MBA Revises Origination Projections Updwards for 2012, 2013


The Mortgage Bankers Association’s (MBA)
chief economist echoed much of what Freddie Mac’s economists said this afternoon
as he hiked MBAs estimates for mortgage originations both this year and in
2013.  Jay Brinkmann said he expects to
see the value of originations hit $1.7 trillion this year and $1.3 trillion in
2013.  Next year’s increases will be
driven by a spillover of refinances from 2012 into the first half of 2013.

The Association revised its 2012
estimates of refinancing to $1.2 trillion in 2012 and expects it to fall to
$785 billion in 2013.  At the same time
it projects that purchase originations will climb to $585 billion next year, up
from a revised estimate of $503 billion this year. 

Brinkmann said that the Association had
expected originations in 2012 to be front-loaded into the first half of the
year then refinancing would fall off as rates increased.  “Instead we saw the refinance market grow during the
year due to a combination of low rates thanks to QE3, slowing global growth
because of continuing problems in Europe, and adjustments in the HARP and FHA
refinance programs.  We expect 2013
refinance originations to play out like our original expectations for 2012,
with a long tail of refis extending through the first half of the year followed
by a rapid drop-off in the second half.”

MBA expects a 16 percent
increase in purchase originations
next year with every quarter doing better
than the same quarter in 2012.  Modest
growth in the economy, an increase in owner-occupied sales financed through mortgages
as opposed to cash purchases by investors, an increase in new home sales, and a
small increase in average home prices will all play a role in the growing
dollar volume. This assumes, Brinkmann said, that changes in the regulatory
environment are not unduly disruptive and FHA and the GSEs do not notably
tighten credit policies.

The economist said he thought it was likely that the
purchases of mortgage backed securities (MBS) by the Federal Reserve in its QE3
program will keep mortgage rates below 4 percent through the middle of next
year.  “Given our expectation that
originations will be front-loaded in the first half of 2013, the Fed’s
purchases during the second half of 2013 could approach 50 percent of all
mortgages originated in the last six months of the year, obviously with the
effect of holding down rates, although there is a possibility that the Fed
could shift into Treasury securities before the end of 2013,” Brinkmann said.

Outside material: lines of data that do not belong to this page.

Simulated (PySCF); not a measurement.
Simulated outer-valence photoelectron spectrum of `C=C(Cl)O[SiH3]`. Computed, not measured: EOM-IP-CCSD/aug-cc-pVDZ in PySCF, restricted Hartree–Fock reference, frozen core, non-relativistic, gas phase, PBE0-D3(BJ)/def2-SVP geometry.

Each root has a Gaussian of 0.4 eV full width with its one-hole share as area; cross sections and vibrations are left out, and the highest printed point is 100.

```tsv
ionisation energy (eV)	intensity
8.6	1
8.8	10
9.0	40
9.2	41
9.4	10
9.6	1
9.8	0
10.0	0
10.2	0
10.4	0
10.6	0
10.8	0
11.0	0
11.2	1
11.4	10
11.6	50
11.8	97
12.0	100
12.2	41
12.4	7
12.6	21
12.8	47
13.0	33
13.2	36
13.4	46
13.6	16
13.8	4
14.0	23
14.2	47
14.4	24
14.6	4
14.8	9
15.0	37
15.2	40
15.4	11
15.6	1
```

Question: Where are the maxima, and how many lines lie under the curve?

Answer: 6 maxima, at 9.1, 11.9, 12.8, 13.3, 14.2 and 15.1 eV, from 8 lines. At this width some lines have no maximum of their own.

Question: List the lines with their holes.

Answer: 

“The originations forecast is based on
expectations of very modest increases in economic growth in 2013 relative to
2012, but growth nonetheless,” he continued.  “We expect gross domestic
product to rise 2.0 percent in 2013 versus only 1.6 percent in 2012, about
equal to the growth rate in 2011 but well below the 3.1 percent growth rate we
saw in 2010.  The growth will be driven by a combination of the biggest
annual increase in residential fixed investment we have seen since 1992, as
well as small increases in consumer spending and business investment.”

Brinkman said he expects unemployment to remain
around 8 percent until the middle of next year before falling to 7.8 percent by
the end of 2013.  The broader measures of
unemployment that are most predictive to the demand for housing are going to
remain stubbornly high with private sector job growth staying in the range of
125,000 to 150,000 jobs per month, well below what we need for a robust market
in home sales, construction, and purchase originations.

He said there are a number of threats facing the
economy the most immediate being the so-called fiscal cliff which could bring
both large tax increases and spending cuts at the first of the year.  The tax increases in particular would be devastating
to economic growth and if Congress doesn’t act to stave them off the entire
weight of these events could cut 3.5 to 4 percent off of MBA’s forecasts.           

“While the fiscal cliff is the most immediate
threat, it is at least one we can control, Brinkmann concluded.  “The
others are primarily international and pose longer-term headwinds for the US
economy.  These include the ongoing economic slowdown in the European
economies and how the fiscal problems in southern Europe will be resolved; the
slowdown in growth in China and the cascading impacts on Japan, Taiwan,
Australia, New Zealand and the countries of southeast Asia; and the prospects
of a war involving Iran and Israel and the response of the other countries in
the Middle East and the impact on world oil prices.”